Taking a page from FEMA's playbook, Pakistan has apparently found a startling way to hinder relief efforts for quake victims: Block access to satellite images for the affected area in the interests of its national security. Surely a place like Pakistan would not replicate the kinds of mistakes made here in the US by the US government in the face of the Katrina disaster?
My little maps project, which had as its lofty goal getting useful maps into the hands of those doing disaster relief in Pakistan, merged Thursday morning with efforts by The Citizens Foundation (an aid organization in Pakistan) to get maps to its relief workers. This new consortium succeeded in getting high-rez maps into the hands of relief workers on the ground in Muzaffarabad by the 15th.
It turns out that this was accomplished despite a UN ban on the posting of hi-rez photos of Pakistan on the Internet (which we did not know about), apparently out of consideration for Pakistan's concerns about it's national security interests. We had a very hard time getting the images into the hands of those who could produce the necessary maps, but ultimately it was accomplished.

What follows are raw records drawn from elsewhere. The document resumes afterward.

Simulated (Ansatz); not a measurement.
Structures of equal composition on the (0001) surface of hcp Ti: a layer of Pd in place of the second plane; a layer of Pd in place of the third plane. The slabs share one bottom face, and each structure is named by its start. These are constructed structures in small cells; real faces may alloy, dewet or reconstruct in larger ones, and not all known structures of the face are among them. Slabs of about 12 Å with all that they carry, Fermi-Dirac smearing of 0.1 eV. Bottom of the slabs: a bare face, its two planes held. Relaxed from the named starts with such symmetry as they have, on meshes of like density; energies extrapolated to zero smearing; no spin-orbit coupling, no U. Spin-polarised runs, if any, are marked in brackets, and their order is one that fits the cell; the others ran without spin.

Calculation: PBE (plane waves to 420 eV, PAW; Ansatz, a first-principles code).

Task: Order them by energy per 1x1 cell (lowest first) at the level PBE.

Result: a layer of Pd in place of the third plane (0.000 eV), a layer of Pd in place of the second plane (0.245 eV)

I emailed Declan Butler, a reporter at Nature, about this, mentioning the problems we were having getting images. He checked into this. This turns out to be because there was a United Nations ban issued on posting such images on the Internet. Declan Butler, tracked it down and wrote about the situation in a Nature story posted early this morning:
Open-access satellite images are revolutionizing responses to disasters. Yet the government of Pakistan has forced aid agencies to remove pictures of earthquake devastation from the Internet.
Three days after the 7.6-magnitude earthquake struck Kashmir on 8 October, the Pakistan government appealed for high-resolution satellite images to help relief efforts. But, apparently to protect national security, Nature has learned that the government has since forced international agencies and relief organizations to remove these images from their websites.
The International Charter on Space and Major Disasters put high-resolution images of the earthquake zone on its website last Friday, then pulled them off hours later. The charter, a consortium of space agencies, was created in 2000 to supply satellite images and data to communities in need of relief following a disaster.
An International Charter spokesperson said: "To best aid relief efforts, we are no longer publicly disseminating pictures of the Pakistan earthquake. Publication of such images would compromise the ability of United Nations (UN) forces on the ground to deliver relief. We hope you understand the situation."
But a senior official at the charter, who asked not to be named, says that the Pakistan government had demanded that no photos be made accessible to the public, because it feared the images could compromise security in the Kashmir region - an area that has long been disputed territory between India and Pakistan. The UN and other aid agencies need Pakistan's cooperation on the ground, and had no choice but to comply, he says.
An hour or two after the story appeared on the Nature site, (which is to say some time in the past few hours) the UN lifted the ban on posting good satellite images of Pakistan.
I hadn't psychologically adjusted to the fact that we really got the maps there in the first place when I read Declan's story this morning, which explained that "the Pakistan government had demanded that no photos be made accessible to the public, because it feared the images could compromise security in the Kashmir region." If the earthquake disaster isn't a pressing issue of Pakistan's national security, then I don't know what is.
Where is Michael Brown now? I guess now we know. But seriously, what were they thinking???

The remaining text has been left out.